(Reuters) - Chicago O'Hare International Airport will sell nearly $1.2 billion of revenue refunding bonds in two deals in August, said market sources on Wednesday.
The first sale is for $729 million of general airport senior lien revenue refunding bonds and is slated to price during the week of August 6 through lead manager Barclays.
The sale consists of $446 million of series 2012A bonds and $251 million of series 2012B bonds, both subject to the alternative minimum tax (AMT), according to the preliminary official statement.
It also includes $32 million series 2012C bonds not subject to the AMT.
During the week of August 20, the airport will sell $443.3 million of passenger facility charge revenue refunding bonds through Citigroup.
That sale consists of $329.6 million of AMT bonds and $113.7 million non-AMT bonds.
Last week, Standard & Poor's Ratings Service revised its A-minus rating outlook to stable from positive on the airport's third-lien general revenue bonds and stand-alone passenger facility charge bonds.
The outlook revision reflected concerns about a $2.3 billion modernization program and broader economic uncertainties, including a possible stagnation in the number of passenger boardings, S&P said.

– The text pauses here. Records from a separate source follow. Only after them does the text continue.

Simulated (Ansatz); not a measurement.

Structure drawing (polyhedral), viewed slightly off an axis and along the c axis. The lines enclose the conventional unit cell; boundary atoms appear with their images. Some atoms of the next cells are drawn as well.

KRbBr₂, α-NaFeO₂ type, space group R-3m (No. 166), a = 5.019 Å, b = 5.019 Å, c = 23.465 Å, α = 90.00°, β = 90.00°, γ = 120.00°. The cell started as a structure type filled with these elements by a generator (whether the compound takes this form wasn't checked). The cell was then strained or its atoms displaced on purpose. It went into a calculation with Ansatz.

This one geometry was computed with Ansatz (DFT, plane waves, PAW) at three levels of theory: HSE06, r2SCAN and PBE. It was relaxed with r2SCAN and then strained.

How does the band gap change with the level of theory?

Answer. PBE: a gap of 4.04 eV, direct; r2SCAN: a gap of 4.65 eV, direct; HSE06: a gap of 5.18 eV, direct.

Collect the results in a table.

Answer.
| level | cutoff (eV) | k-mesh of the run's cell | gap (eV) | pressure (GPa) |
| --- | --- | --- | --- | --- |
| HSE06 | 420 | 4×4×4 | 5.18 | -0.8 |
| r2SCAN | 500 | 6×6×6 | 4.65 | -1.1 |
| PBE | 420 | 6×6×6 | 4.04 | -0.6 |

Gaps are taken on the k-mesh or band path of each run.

In addition, the rating agency was also concerned about what form American Airlines will take once it emerges from bankruptcy.
Fitch Ratings last week also revised the airport's general airport second lien bonds rating outlook to stable from negative, while the outlook on the general airport senior lien bonds outlook remains negative.
On July 20, Moody's Investors Service cut its rating to A2 from A1 on the airport's third lien general airport revenue, affecting about $6.5 billion of debt.